Some of the Formula 1 fans are rather unhappy at the moment about the decision to award double points for the final race of the season in 2014.
There has been a great deal of chatter in the social media, while the sport itself has remained pin-droppingly quiet on the subject. The only driver who has come out and objected vocally is Sebastian Vettel, and one can understand, given that he is the man who is likely to suffer most as a result of the new rule. Otherwise, no-one seems to care.
The view of the drivers is that if the rules are the same for everyone then they don’t really care. They also understand that while they love to race one another it is clear that the sport is an entertainment business and it is very important to keep the viewing figures high until the end of the season.
The biggest figures in a year are generally when there is a championship showdown and so the bigger the showdown, the more people watch. The viewing figures are important as they affect the sport's ability to attract advertising and sponsorships.
The fans argue that the new rule gives the last race much more significance compared to others, but it is not unusual for sports to have systems that are aimed at creating an exciting moment when the battle is decided. Nascar racing has a system where the top 10 drivers, and the two drivers ranked between 11th and 20th who have scored the most wins, all have their points total reset at 2000 after the 26th race, making it impossible for those behind them to catch up.

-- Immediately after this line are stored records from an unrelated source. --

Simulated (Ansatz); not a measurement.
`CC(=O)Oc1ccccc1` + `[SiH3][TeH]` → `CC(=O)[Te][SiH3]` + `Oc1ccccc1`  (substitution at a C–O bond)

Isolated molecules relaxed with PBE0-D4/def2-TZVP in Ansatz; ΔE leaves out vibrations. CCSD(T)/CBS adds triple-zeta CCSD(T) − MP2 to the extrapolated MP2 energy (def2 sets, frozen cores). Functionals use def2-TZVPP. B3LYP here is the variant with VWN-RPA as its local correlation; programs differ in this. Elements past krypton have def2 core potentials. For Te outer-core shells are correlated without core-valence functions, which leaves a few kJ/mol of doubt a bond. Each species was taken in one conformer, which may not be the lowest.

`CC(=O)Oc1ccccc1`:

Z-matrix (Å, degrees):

There are some minus bonuses added for the number of wins they scored before the cut-off point but basically it restarts the championship for the last 10 races and wipes previous advantages. This pretty much guarantees that the championship will go down to the wire.
Formula 1 is doing the same thing but, without taking anything away from those who have scored. There was a time in F1 when there was a 9-6-4-3-2-1 system, but there were various stipulations about the number of points that counted for the championship, which meant that the outcome of the title was influenced on occasion. Since 1991 drivers have counted all their points but the number of points awarded has changed several times.